STEREOPHILE
Dmitri Matheny Starlight Cafe
CD Review by Thomas Conrad
December 1998
Dmitri Matheny, flugelhorn; Darrell Grant, Piano; Bill Douglass, bass
Monarch MR1018 (CD). 1998. Dmitri Matheny, prod.; Brian Walker, eng. TT: 59:08
Performance 4-1/2 stars (out of 5)
Sonics 4 1/2 stars (out of 5)
What good are record reviewers if you can’t count on them for the occasional hot tip? Stay with me. I’m about to deliver.
In jazz, “pretty” is almost never a compliment. Jazz should slap you awake or validate your soul stirrings or break your heart or take you to the promised land, or all of the above at once. “Pretty” doesn’t get you there. Starlight Cafe is therefore a rarity: a jazz recording that is extravagantly, un-ashamedly, irrestibly pretty, and that takes enough risks to qualify as jazz.

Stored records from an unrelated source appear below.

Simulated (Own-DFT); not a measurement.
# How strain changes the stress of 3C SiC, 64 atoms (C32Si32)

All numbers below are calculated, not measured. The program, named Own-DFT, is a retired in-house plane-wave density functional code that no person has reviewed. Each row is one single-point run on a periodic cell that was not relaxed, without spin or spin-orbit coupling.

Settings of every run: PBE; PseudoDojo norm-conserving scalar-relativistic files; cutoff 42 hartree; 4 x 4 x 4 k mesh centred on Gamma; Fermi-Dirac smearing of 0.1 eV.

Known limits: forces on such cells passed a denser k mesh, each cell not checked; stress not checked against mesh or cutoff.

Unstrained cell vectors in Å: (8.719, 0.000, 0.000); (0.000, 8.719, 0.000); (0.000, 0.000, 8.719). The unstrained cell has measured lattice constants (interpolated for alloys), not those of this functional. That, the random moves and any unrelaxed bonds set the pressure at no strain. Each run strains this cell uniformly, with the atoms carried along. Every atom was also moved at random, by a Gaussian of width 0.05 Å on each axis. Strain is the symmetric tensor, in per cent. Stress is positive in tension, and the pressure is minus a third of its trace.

Never heard of Dmitri Matheny? Neither had I. With that name, you figure he’s from some place east of St. Petersburg. Turns out it’s Tucson. Like every jazz musician worthy of the name, Dmitri Matheny hears something all his own. For Starlight Cafe, he hears a gathering of nocturnes that find a rapt late-night moodspace and stay there. He plays evanescent songs that beautifully fit his intention, like “Stardust” and “Corcovado” and “When You Wish Upon a Star.” But even when he varies the tone with more extroverted originals like “Geneva,” he does not break the atmosphere. One reason is his instrumental sound: lambent, poignant with human breath, a spirit voice that compels attention even when it whispers. Another reason is his drummerless ensemble. Pianist Darrell Grant and bassist Bill Douglass are intense listeners who sometimes anticipate and instantly echo Matheny’s spontaneous ideas, and sometimes string counterlines in his path. The three are always weaving one fabric.
Dmitri Matheny. Starlight Cafe. Now you know.